‘Democracy in Danger’

The latest episode of a press conference by four senior Supreme Court judges, accusing the Chief Justice of India of passing arbitrary orders in respect of assignments of cases and thus violating the judicial contentions and norms, is unique in the annals of the Indian judicial system. The salvoes fired by the four judges, namely Kurinan Joseph, J Chelameswar, Ranjan Gogoi and Madan B Lokur against the CJI cannot be brushed aside easily as personal affront because there are past instances of such violations. What, however, is important is the wider political implications of this revolt in the form of a press conference. Possibly the recent-most example of such violation is the assignment of the PIL filed for an independent probe into the death of special CBI judge B H Loya to a bench headed by Justice Arun Misra who is much junior to the above four judges. An English daily reports "On Friday (12-01-18) morning, the four judges are said to have met the CJI and contended that the case should be listed before senior judges but were apparently overruled". This report was confirmed by Justice Gogoi at the press conference. It should be emphatically mentioned that at the time of his death, B H Loya was hearing the Shorabuddin Sheikh fake encounter case in which Amit Shah was an accused. Violations have reprotedly taken place earlier also.

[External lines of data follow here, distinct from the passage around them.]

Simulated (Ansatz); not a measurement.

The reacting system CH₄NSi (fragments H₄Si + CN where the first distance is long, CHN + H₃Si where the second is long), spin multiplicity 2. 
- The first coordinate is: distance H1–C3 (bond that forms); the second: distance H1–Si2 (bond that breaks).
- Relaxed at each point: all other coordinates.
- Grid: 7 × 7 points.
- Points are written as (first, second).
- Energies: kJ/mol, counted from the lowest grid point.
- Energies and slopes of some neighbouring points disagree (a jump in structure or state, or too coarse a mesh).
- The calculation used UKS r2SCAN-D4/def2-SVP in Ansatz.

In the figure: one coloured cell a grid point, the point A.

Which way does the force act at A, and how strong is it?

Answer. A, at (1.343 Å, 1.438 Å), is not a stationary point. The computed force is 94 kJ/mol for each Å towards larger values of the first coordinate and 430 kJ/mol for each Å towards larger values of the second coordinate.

At present, several cases including the Ayodhya title dispute and Aadhaar's constitutionality are being heard by the CJI along with relatively junior judges. The previous CJI, J S Khehar also assigned the Birla-Sahara case to a junior bench outranked by 10 more senior benches. The same thing happened regarding the allegation against a retired Orissa High Court judge and the present CJI here exercised his power to exclude all these senior judges and constitued a bench with relatively junior ones headed by himself. One statement issued by the disgruntled BJP leader and former cabinet minister Yashwant Sinha is revealing enough. He has asked his party leaders and senior cabinet members to get rid of their fears and speak up. If there is a sincerity in his suggestion, it simply means that the Modi cabinet is caught on the wrong foot, because the controversies that have come up have led many to surmise that saffronisation of the judiciary has been proceeding apace at the behest of the Modi-Shah combine, independence of the judiciary is fast vanishing, with the CJI himself acting as the ‘conscious’ tool of the undermining of this independence.

It may be recalled that in 1975, just before the promulgation of the infamous Emergency, Indira Gandhi, in a brazenly despotic manner, talked of 'committed judiciary' and appointed Ajit Nath Ray as the CJI by superseding at least three judges, who resigned in protest. This protest was followed by a chain reaction of condemnation. Then, in a sensational judgment, Judge Jagmohanlal Sinha of Allahabad High Court, set aside Indira Gandhi's election to the Lok Sabha as illegal. Indira Gandhi then declared the Emergency, imprisoned all important leaders of the opposition, banned all Naxalite outfits as well as the RSS and imposed press censorship. What Indira Gandhi did is now replicated by a gradual and subtle process of saffronisation of the judiciary. In fact, this very subtlety shows that it is more dangerous than the earlier despotism of Indira Gandhi. As expected, the principal ruling party has maintained an intriguing silence, Yaswant Sinha's insinuations notwithstanding. Finally, it must be admitted that the process of saffronisation, and hence fascistisation, of the judiciary is getting exposed and facing challenges.

The hard fact is that people are losing faith in judiciary, albeit in a situation where all political parties, left or right, sing to the tune of the rich, and social activists increasingly rely on public interest litigation for grievance redressal. But if the judiciary is in such a bad shape and sacrifies its independence, all the tall talk of democracy will mock at the judiciary itself.

At the time of writing the unprecedented crisis gripping the Supreme Court continues to rage, albeit Attorney General K K Venugopal claimed on January 16 that all their issues had been settled. Meanwhile, the NGO Campaign for Judicial Accountability and Reforms filed a complaint against CJI Dipak Mishra to five senior-most judges under an in-house procedure calling for an inquiry. It means more complications are ahead.